There’s mounting evidence one would have to have a screw loose to pay $3 million for a new set of wheels.
Bugatti, the French supercar maker, just notified US safety regulators it’s recalling the 2018 Chiron -- “a single one” -- to inspect screws that fasten the front frame. Loose support could compromise the structural protection of the 1,500-horsepower vehicle and increase the risk of injury in a crash, the manufacturer told the National Highway Traffic Safety Administration.
A Bugatti dealer will have a look and put a screwdriver -- “or maybe a wrench?” -- to use, if needed.
The recall is taking place in pretty rarefied air. Bugatti only sells about 80 vehicles a year worldwide. And while NHTSA sees an average of about 650 recalls involving 25 million cars annually, it’s quite unusual for an action to involve one vehicle at a time.

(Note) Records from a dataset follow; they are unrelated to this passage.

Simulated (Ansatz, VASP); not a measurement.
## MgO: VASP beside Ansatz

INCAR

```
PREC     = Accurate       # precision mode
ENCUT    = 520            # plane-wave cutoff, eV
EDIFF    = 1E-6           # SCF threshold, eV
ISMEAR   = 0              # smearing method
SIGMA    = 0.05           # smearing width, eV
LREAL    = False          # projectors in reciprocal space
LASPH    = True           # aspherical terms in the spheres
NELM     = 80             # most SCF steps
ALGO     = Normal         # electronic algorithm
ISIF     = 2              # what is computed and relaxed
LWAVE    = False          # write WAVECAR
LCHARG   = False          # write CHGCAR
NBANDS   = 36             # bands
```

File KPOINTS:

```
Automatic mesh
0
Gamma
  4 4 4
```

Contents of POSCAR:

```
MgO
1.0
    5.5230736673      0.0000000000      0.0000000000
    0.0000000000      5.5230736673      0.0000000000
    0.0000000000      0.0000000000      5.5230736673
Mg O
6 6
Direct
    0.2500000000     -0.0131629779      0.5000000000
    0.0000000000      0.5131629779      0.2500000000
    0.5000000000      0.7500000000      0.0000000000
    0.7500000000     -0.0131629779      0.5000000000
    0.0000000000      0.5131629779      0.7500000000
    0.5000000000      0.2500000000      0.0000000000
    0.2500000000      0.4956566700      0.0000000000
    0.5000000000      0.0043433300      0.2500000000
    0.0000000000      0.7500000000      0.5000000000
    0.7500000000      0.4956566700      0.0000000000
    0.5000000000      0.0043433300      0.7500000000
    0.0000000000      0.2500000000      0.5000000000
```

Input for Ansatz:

When those single-vehicle recalls do happen, loose screws or bolts are a common culprit. Jaguar Land Rover once recalled one 2020 I-Pace for missing front-seat fasteners. Mercedes-Benz did the same for a lone 2020 GLE 350. And Lamborghini called back a 2021 Aventador SVJ Roadster because improperly tightened screws on a heat exchanger could cause an oil line to detach from the $574,000 vehicle.
All of which goes to show that even assemblers of the most bespoke and expensive vehicles in the world sometimes overlook one of the most important principles of car-making, let alone everyday life: righty-tighty, lefty-loosy.